Accurate estimates of population demographics are vital in order to understand social and economic inequalities, and are essential to UNICEF’s work, as knowing where the most vulnerable children and families live is important for resource allocation. Traditional methods of collecting such estimates, however, are both time-consuming and expensive. Here, we explore a complementary approach.
How is data traditionally gathered?
The traditional method for collecting data is using surveys. Let’s say we want to have data regarding how wealth is distributed in a country, where do poor families live, and where do rich families live? A classical solution to this problem is to send out investigators who go from household to household, typically visiting thousands of households, interviewing the inhabitants asking them about their spending and consumption patterns, the assets they own, and many other factors.

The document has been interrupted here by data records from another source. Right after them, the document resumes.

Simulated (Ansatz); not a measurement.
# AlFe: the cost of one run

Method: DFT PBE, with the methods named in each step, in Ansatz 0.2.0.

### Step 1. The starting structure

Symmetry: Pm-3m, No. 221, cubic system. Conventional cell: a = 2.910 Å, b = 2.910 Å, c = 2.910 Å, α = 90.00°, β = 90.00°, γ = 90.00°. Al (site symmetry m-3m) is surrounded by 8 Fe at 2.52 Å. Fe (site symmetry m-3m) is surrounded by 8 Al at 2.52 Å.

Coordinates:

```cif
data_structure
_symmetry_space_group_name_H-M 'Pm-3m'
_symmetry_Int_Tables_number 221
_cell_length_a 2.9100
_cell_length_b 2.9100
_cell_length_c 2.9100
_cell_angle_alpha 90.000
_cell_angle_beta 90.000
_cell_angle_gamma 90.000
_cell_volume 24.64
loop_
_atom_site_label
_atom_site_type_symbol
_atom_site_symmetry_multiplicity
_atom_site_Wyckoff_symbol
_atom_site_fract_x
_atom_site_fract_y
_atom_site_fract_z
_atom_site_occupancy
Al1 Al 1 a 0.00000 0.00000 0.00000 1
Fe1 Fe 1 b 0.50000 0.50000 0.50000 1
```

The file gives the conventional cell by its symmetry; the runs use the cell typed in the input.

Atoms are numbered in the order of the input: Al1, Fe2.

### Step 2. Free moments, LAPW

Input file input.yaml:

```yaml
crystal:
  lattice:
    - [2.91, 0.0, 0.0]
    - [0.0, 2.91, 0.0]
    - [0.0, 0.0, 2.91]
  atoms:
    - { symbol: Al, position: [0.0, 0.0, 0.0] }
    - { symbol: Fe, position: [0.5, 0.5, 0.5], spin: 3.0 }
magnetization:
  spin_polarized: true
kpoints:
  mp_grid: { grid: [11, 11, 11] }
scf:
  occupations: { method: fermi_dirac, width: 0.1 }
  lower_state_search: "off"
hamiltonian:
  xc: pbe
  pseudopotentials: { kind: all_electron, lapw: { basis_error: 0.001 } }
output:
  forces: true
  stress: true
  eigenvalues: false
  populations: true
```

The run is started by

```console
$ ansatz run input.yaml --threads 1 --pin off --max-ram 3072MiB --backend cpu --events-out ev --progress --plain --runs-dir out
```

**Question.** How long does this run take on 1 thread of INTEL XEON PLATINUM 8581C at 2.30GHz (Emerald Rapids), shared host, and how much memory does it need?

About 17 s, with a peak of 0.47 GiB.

This data collection procedure takes a lot of time. First, you have to train your interviewers to ask the correct questions. As an example, asking an individual “how much money do you earn?” is a bad question as people usually never disclose the correct amount. Instead, a much better question is: “how much money did you spend on food last week?” Then you have to decide which households the interviewers should visit — visiting too few poor households will bias your estimation. The survey team has to settle on a correct mix of poor, middle class, and rich households. Naturally we would get the best estimates if we visited all households in a country, but this infeasible to do. Third you need to wait for the interviewers to visit all these houses; this usually takes a couple of weeks or months. Eventually, after having waited a couple of months you get an answer to your question: where do poor families live?
This gives us a static snapshot of the country, but say we want to know how this changes from year to year. Well, we will have to repeat the procedure all over again. Surveys generate amazingly rich data, but there must be a way of speeding up the process? There must be a different, faster, and less invasive approach. Can we use already existing technology to help us bridge the gap between surveys in order to keep development estimates up-to-date?
One solution is to use mobile phones to collect data, so instead of physically going from household to household, we could instead call and ask people questions over the phone (phone surveys). However, think of the last time you actually took time to complete one. This idea isn’t viable. As such, at UNICEF Innovation we are exploring alternative approaches.
Experimenting with new data sources
At the Office of Innovation, we are testing out approaches that will allow us to keep development estimates up-to-date. We are currently engaged in testing 3 different methodologies to estimate and map development indicators. One approach looks into using data from mobile phones — this has previously been documented to work well in specific settings (see more here), however, mobile phone data can be biased and it is difficult to get access to. The second approach focuses on satellite images which enable us to get a complete picture of entire countries; nonetheless, analyzing images with deep learning algorithms can sometime leave you with more questions than answers (understanding why a deep learning algorithm returns a specific value is not always easy) . The third approach is based on some of our previous work with social media data (see more here). Social media data is generally easy to get access to but is typically biased towards the most wealthy. Nevertheless, we have previously shown that it can be applied to map unemployment. All three approaches are currently being tested out in our MagicBox initiative.
The question we are asking here is: can we use social media traces to map the wealth of regions? Partnering with researchers from the MIT Media Lab we set out to explore whether aggregated and anonymized social media data from Twitter can be applied to estimate the human development (HDI) index of 9 countries. More specifically, can we use Twitter to estimate subnational HDI of the following set of highly diverse countries: Brazil, Colombia, Costa Rica, Indonesia, Mexico, Nepal, Nigeria, Pakistan, and Poland?
We recently presented this work at the International Conference on Computational Social Science, showcasing how a few key variables extracted from social media data can be used to estimate HDI to a good degree. The variables we looked into are very straightforward — we use the popularity of the technology, i.e. how large a fraction of the residents living within a region are Twitter users. We complement this with activity data describing when people from different regions use the platform, and with regional mobility data, quantifying travels between municipalities (see below figure for an example). Our results further show that this approach works even for countries where Twitter is not popular. For instance in Nepal where Twitter has few users the most important variable is popularity; more users means more smartphones, which in turn means more wealth. For a country like Poland it is not only about popularity, but also patterns of usage (when and how you tweet) that are important. Overall we see many cultural differences.
As previously mentioned this is only one approach to estimating socio-economic indicators — we are experimenting with multiple others (see more here). In the future, we plan to test the robustness of these methods, compare the various approaches to each other, and test the possibility of merging them into one large model.
UNICEF needs to understand where the most vulnerable families and children live so that we can prioritize resource allocation to where it is most needed. If we are successful, operationalizing such models will enable us to bridge the data gap between surveys giving policy-makers and humanitarian organizations access to continuously up-to-date data.